Las Vegas could be the next city to get its own professional hockey team. This could be good for investors in Las Vegas resort companies such as MGM Resorts International (NYSE:MGM). Even as Sin City draws more visitors than ever, a record 41 million in 2014, gambling revenue continues to decline. Vegas' future growth will come from nongaming entertainment, and a local pro sports team (along with an arena that doubles as a convention and entertainment venue) would help this push even more.
Ice hockey in the desert?
While Las Vegas might seem like an odd choice for an ice hockey team, given its desert climate and lack of other major sports teams, backers are nonetheless trying to persuade the NHL leadership to put the league's 31st team there. It might take a lot of convincing for the NHL to go for the idea, but the effort has strong support.

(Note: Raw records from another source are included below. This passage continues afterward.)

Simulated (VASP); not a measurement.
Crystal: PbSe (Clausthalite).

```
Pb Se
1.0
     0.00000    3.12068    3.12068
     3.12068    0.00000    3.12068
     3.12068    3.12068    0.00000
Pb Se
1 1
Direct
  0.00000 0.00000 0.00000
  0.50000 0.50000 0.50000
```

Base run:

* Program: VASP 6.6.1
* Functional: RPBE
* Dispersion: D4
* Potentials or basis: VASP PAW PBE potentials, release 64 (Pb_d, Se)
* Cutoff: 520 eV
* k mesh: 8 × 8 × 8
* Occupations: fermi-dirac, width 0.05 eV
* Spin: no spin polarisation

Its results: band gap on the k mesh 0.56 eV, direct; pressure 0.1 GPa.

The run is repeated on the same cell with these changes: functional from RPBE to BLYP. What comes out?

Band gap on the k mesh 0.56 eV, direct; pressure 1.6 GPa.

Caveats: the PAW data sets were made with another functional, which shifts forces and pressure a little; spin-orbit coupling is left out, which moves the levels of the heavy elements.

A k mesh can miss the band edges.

Bill Foley is the chairman of Fidelity National Financial (NYSE:FNF), the largest title insurance company in the U.S. His resume features a degree from the United States Military Academy at West Point, a law degree from the University of Washington, previous work with Boeing, and much more before becoming chairman of FNF, a company that was ranked one of the "26 Best Managed Companies in the U.S." by Forbes magazine in 2004 under Foley's tenure. Now he wants to move to Las Vegas and invest in starting the city's first pro-hockey team.
Foley is joined in this effort by the Maloof brothers, former owners of the NBA's Sacramento Kings. Should the team come into existence, Foley would own 80% and the Maloofs 20%, according to the Las Vegas Review-Journal.
Meanwhile, MGM has teamed with the Anschutz Entertainment Group, or AEG, to build an arena that could house the team. The massive 20,000-seat arena, set to be completed in 2016, will be the largest in Las Vegas and will get plenty of use even if an NHL team never skates into town.
The arena will be next to the Las Vegas Strip, beside the New York-New York Hotel & Casino. Along with hockey, its potential wealth of uses could include concerts, awards shows, large business meetings or conventions, or major competitions for sports that don't have home arenas -- gymnastics and table tennis, for example, have held national championships in Vegas before.
Long way to go
According to Foley and his supporting team, the Las Vegas community wants a pro hockey team and would pay to attend the games. To demonstrate that support, the group started a campaign to sell 10,000 season tickets for an anticipated first season, mostly likely the 2017-2018 season, and easily passed that mark. Buyers will receive refunds if the plan to bring hockey to Vegas fails.
There is still far to go. According to ProHockeyTalk from NBC Sports, the NHL board of directors appears to be far from an affirmative decision on expansion. Deputy Commissioner Bill Daly said "The Board hasn't even determined what next steps, if any, it should entertain with respect to expansion generally." However, Foley and his supporting group continue to lobby for a decision from the NHL that could come as early as September of this year.
Why this matters for Las Vegas resorts investors
In 2014, gambling revenue made up only about one-third of the total tourism economy of Las Vegas, its lowest level in recorded history. For investors betting on continued growth in Las Vegas, gambling alone will not drive future growth, but instead it will be the entire nongaming resort economy.
MGM is on the forefront of this nongaming growth, with 27% of all Vegas hotel rooms and more convention space than any other company. With the addition of this arena, MGM's convention use will grow even more. While the arena is being built regardless of the NHL's decision, a pro hockey team would boost the payback period for this arena and offer a nice reason to remain bullish on MGM and Las Vegas' growth.
Bradley Seth McNew owns shares of Apple. The Motley Fool recommends Apple. The Motley Fool owns shares of Apple. Try any of our Foolish newsletter services free for 30 days. We Fools may not all hold the same opinions, but we all believe that considering a diverse range of insights makes us better investors. The Motley Fool has a disclosure policy.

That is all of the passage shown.